Lately the subject of the economy has been weighing heavily on my mind. It seems to me that the entire house of cards is tumbling down as a result of mortgage banking crisis.
T-Bills went negative last week. That is, investors were paying the U.S. Federal government to warehouse their money in T-bills for an allotted time. This is the logical equivalent of renting a safety deposit box in a bank to store you money in. Why would ultra-rich and ultra-savvy investors ever do such a thing? There is only one answer: It is a vote of no confidence in the banks. Rich men do not trust banks with deposits larger than $250,000 because such deposits are not ensured and they fear the banks may be going out of business. They view Federal T-Bills as guaranteed and secure. This is the only logical explanation.
The logical implications are dire, and they should make your blood run cold. The Implication is that the ultra-rich still expect more banks to fold, and large fortunes stored there-in to be lost. They must not know who is solvent and who is not. Ergo they trust no one. This also implies corollaries about our level of transparency and accountability in finance. This should also make your blood run cold.
Now we hear tell of a simple Ponzi scheme run by--the former head of NASDAQ, and a member of the SEC--Bernard Madoff. This scheme bagged such famous names as HSBC, RBS, and Groupo Santander. $50 more billion has been lost, charities have closed, personal fortunes have been destroyed, but worse still is the level of distrust this has created in the money market at a time when we can ill afford more distrust. Worse still is the fact that many of Bernard Madoff's big customers, like Groupo Santander, knew his transactions could not net the level of profitability he reported. They guestimated that he was engaged in another form of illegal insider trading called 'Front Running', and they fully accepted him on that basis because they believed they were making money.

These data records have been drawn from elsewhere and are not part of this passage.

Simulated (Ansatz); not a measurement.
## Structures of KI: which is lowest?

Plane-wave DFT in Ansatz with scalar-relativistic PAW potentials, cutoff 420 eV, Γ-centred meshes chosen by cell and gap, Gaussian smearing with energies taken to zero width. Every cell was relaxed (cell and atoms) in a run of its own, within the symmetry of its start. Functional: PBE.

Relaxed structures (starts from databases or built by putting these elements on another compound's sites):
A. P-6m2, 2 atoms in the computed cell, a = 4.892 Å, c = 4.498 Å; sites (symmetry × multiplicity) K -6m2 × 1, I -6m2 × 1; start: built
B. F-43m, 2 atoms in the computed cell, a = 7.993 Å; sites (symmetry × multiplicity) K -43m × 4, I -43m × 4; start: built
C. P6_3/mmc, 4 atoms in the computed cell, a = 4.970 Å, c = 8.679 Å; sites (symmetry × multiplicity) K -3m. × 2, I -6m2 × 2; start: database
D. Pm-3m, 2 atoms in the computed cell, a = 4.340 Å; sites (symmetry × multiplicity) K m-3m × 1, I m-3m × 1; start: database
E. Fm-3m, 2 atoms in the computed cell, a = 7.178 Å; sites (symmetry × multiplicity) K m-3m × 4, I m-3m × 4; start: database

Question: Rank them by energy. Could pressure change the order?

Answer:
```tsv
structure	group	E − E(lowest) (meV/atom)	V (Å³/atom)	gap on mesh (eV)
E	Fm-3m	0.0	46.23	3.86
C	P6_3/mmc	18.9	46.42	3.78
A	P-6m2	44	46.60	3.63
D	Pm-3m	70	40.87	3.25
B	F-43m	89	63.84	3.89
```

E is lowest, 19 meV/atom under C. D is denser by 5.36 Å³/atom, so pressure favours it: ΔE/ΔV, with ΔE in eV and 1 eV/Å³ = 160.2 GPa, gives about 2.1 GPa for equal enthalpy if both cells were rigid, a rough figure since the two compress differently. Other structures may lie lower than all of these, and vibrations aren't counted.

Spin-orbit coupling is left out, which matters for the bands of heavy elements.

The prime is at 1% and the Fed is ready to cut that rate in half. That doesn't give them much room left for cuts. Many astute observes have asked what the Fed will do if this latest half-point cut does not work. The answer is: Monetary Easing. This is the last tool left in the box. It is the nuclear option.
What is Monetary Easing? It means the Treasury is going to print a ton of money, and flood us up to our waists in dollar bills. In three years time this will produce double-digit inflation, but in the short run it might unfreeze the credit system. Underscore the word 'might'. This action will prove that Keynes was right: In the long run we are all dead.
The problem is that {lately} the value of the dollar has been crumbling. The dollar surged, strangely enough, in the month of September as the banking crisis broke out. The Dollar made a big move against the Euro, going from 1.54 to 1.25. It improved against 15 major world currencies, as well as commodities like Gold and Oil. Now, in the past week or so, the Dollar is pulling back. Already the Euro has recovered to nearly 1.37. After reaching $40 per barrel, oil has risen as high as $47 and currently sits at $44.68.
If the Fed and Treasury chose to pursue a policy of Monetary Easing, the Dollar will crumble.
Which brings us to the biggest problem of all: What happens if our fiat money system collapses? As you know, our Dollar bill is backed by nothing more than the full faith and credit of the U.S. Federal government. Nothing more. How real is that? Real enough that investors would prefer to warehouse their dollars with the Fed rather than a bank. But how long with this condition persist?
This brings us to the biggest issue, and the subject of this post: Barak Obama has zero degrees of freedom in his upcoming presidency. As I have written before, HSBC predicts the current recession will last 5 years until September of 2013. This is provided the world doesn't end in 2012 as the Mayan calendar predicts.
If we have four lousy years of recession between 2008 and 2012, Barak will get fired. The people are irrational. They believe the president is the commander & chief of the economy. This is absolute bullshit, of course, but the people believe it. When the economy turns bad, they fire the president. Just ask George Bush I. He 93% approval rating at the end of Gulf-War I. He got fired a year or so later when it became clear we were in an Oil-Shock recession. This is the fickleness of the American People, of whom I am one.
If Barak wants to get re-elected, he has to find a way to restore growth, and make it clearly visible before 2012. Otherwise, he will be a one termer. When you are in this sort of a mess, how do you get out of it in 4 short years? The answer is that you do the very best and most complex linear programming you can and you pick every last optimal solution point. You try to bull’s-eye each one of those optimal solutions with pinpoint policies. In this scenario, you cannot afford to custom tailor a bill for even your best supporters. You must pick the optimal choice and not vary from it.
The logical implication is that those on the Left expecting highly-favorable and high-priced legislation are doomed to be disappointed by Barak Obama.